Monday, 2 June 2014

SAS_Combining_Data_Vertically_Horizontally

Combining Data Vertically

1)
Using a FILENAME Statement
We can use a FILENAME statement to concatenate raw data files by assigning a single fileref to the raw data files that need to be combined.

filename qtr1 (’c:\sasuser\month1.dat’ ‘c:\sasuser\month2.dat’ ‘c:\sasuser\month3.dat’);
data work.firstqtr;
infile qtr1;
input Flight $ Origin $ Dest $
Date : date9. RevCargo : comma15.2;
run;

2)
Using an INFILE Statement with FILEVAR= option
The FILEVAR= option enables you to dynamically change the currently opened input file to a new input file.When you use an INFILE statement with the FILEVAR= option, the file specification is a placeholder, not an actual filename or a fileref that had been assigned previously to a file. SAS uses this placeholder for reporting processing information to the SAS log.
When the INFILE statement executes, it reads from the file that the FILEVAR=variable specifies. Like automatic variables, this variable is not written to the data set

data work.quarter;
do i = 9, 10, 11;
nextfile="c:\sasuser\month"!!put(i,2.)!!".dat";
infile temp filevar=nextfile;
input Flight $ Origin $ Dest $
Date : date9. RevCargo : comma15.2;
end;

3.1)
Using Data Step SET statement(concatenation) / Vertical SET stmt

data one_two;
set one two;
run;

All the observations from data set One are followed by all the observations from data setTwo. SAS refers to this process as concatenating data sets.
what happens if you use the SET statement on two data sets that don’t contain all the same variables
At compile time, SAS looks at every data set listed in the SET statement. First data set One variables is put into into the PDV (and all their attributes).
Next SAS looks at data set two,If there are any variables in data set two that are not already in the PDV-then those variable are added to PDV.
At execution time-First, all the variables in the PDV are set to missing. Then, each observation from data set One is read and then written to the output data set. The PDV is not set back to missing as each observation in data set One is processed, but this really doesn’t matter because each new observation replaces the values in the PDV. (This would be true even if one of the values in the currentobservation was missing.)After all the observations in data set One are read and written out to data set One_Two and SAS prepares to read observations from data set Two, all the variables in the PDV are again set to missing. SAS continues reading observations from data set Two until it reaches the end of the data set.

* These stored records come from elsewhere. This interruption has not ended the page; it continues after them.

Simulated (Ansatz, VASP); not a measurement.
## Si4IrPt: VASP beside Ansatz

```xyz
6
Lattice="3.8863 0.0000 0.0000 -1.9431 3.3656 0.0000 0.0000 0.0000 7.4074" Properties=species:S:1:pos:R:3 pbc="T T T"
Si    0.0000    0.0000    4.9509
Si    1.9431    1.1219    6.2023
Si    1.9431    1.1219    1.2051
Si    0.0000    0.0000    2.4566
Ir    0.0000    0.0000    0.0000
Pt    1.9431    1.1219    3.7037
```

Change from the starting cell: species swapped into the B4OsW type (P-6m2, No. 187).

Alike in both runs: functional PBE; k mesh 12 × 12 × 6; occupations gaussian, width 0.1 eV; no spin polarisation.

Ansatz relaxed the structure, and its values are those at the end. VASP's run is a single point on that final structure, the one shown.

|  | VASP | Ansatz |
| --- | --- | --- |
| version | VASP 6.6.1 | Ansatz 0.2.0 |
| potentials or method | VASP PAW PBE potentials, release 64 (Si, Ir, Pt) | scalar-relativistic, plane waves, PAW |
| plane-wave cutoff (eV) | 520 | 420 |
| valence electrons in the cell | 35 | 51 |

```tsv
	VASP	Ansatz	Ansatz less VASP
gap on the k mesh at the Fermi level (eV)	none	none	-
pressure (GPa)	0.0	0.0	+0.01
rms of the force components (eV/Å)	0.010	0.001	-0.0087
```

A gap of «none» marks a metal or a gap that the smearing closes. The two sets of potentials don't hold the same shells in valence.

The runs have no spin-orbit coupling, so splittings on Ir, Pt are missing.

·         If the length of a variable is different in any of the input data sets, the length of the variable in the output data set is equal to the length that variable has in the first data set encountered in DATA step.

·         If necessary, place a LENGTH statement before the SET statement to be sure the resulting length is adequate to hold all of your values.

·         Finally, if you have a variable in two data sets, one character and the other numeric,SAS prints an error message in the log and the program terminates.

3.2)
Using Data Step SET statement(Interleaving Data Sets)

There is another way to add observations from several data sets. If each of the data sets to be combined is already sorted, you can take advantage of that fact and wind up with a sorted output data set. All you need to do is to follow the SET statement with a BY statement. SAS selects observations from each of the input data sets in order, with the resulting data set already sorted. The advantage of this method is that you don’t have to sort the resulting data set. There are times when the resulting data set would be too large to sort conveniently or at all.

proc sort data=one;
by ID;
run;
proc sort data=two;
by ID;
run;
data interleave;
set one two;
by ID;
run;

3.3)
difference between interleaving and concatenating the data sets
When you use PROC SORT to sort a SAS data set, a sort flag is set (you can see this on the first page of output from PROC CONTENTS) and SAS does not resort this data set if you attempt to sort it again by the same BY variables. When you interleave data sets, this sort flag is not set (which should not cause you any problems).

4.1)
Appending SAS Data Sets

PROC APPEND BASE=SAS-data-set
DATA=SAS-data-set;
RUN;

Difference between PROC APPEND and DATA step SET statement to combine SAS data vertically.
Unlike the APPEND procedure,the SET statement in the DATA step reads all observations in both input data sets in order to concatenate them.
Therefore, the APPEND procedure is more efficient than the SET statement in the DATA step for concatenating data sets because it reads only the data in the DATA= data set.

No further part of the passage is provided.